What’s “higher level” than type theory as far as implementing a different kind of proof assistant goes

algorithmscategory-theorycomputer sciencehomotopy-type-theorytype-theory

I'm in the process of designing a better "logic framework" for BananaCats. Why do I seem limited to Type Theory (which is extremely "low level" for lack of better description). I don't care about most of the stuff talked about in the various books on type theory. All I care about is Category Theory (mostly) and various proofs in those books. What are the drawbacks to just implementing a C++ class called "Category", "Object", "Arrow", "Functor", and so on… Essentially implement everything needed to do every proof in a given textbook?

As you can tell I'm not a fan of taking the bare bones basics and creating another Coq. It seems like we've done all we can do there. If I need natural numbers, say I'll just implement an "Integer" class, for example. If I want to prove Yoneda, I'd need composition, taking elements, natural maps, etc., each concept hard-coded as much as is reasonable.

Below is a 90% visual proof of (one part of) Yoneda's Lemma, that is in a "final stage" of the proof. For example, a reader of the proof might have to go through several diagram changes in a slide show before arriving at this point.

90% Visual Proof of Yoneda's Lemma (a part thereof)

There is a note in the picture, which demonstrates a text accompaniment to the drawing, but as you might have guessed, if I can somehow encode this visually using CD's, I will.

One feature that needs to be hard-coded is if the user takes an element of a set, and there are set-like map arrows (arrows that maybe are subclasses of C++ class type SetMap, or "is a set map" is one of their properties, or however it should be implemented); then, the result of mapping that element to elements in the codomain sets (which might be several in a diagram), is auto-populated, with the correct LaTeX markup in labels which straddle the respective codomain nodes. That was an example of what I mean.

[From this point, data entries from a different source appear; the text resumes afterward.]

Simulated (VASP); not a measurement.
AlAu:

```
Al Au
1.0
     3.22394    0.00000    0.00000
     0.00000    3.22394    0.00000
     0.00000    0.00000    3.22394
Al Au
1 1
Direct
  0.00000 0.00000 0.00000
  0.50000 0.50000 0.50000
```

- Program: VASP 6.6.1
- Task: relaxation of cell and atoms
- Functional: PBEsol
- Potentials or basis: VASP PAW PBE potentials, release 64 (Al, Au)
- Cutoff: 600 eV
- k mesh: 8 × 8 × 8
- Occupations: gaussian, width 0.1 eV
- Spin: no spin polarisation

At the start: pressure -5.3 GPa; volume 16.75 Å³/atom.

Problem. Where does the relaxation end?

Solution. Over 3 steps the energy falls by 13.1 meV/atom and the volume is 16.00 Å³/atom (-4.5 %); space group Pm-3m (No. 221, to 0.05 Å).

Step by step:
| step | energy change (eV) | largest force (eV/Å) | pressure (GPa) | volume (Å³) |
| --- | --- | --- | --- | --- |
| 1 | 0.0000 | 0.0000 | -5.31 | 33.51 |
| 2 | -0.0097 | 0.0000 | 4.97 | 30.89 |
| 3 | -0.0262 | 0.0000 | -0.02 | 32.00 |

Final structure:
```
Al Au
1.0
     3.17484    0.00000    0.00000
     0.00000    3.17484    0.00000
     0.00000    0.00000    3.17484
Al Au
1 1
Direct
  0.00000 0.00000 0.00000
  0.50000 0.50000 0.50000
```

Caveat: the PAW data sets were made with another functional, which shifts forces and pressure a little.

I hope I'm clear enough on this. So, without re-inventing the wheel, how should one proceed, if they definitely want to avoid such low-levelness as described in the various type theories?

Best Answer

There is no higher level view other than perhaps the Type Theory - Category Theory correspondence mentioned in the comments.

As a solution to this problem, I recommend learning the Coq proof assistant langauge called Gallina. With knowledge of it comes knowledge of type theory itself.

I remcommend Coq over Isabelle for a programmer, as naturally later you may wish to extend Coq using the OCaml API or modifying Coq's open source code itself. Isabelle doesn't seem to be as modifiable.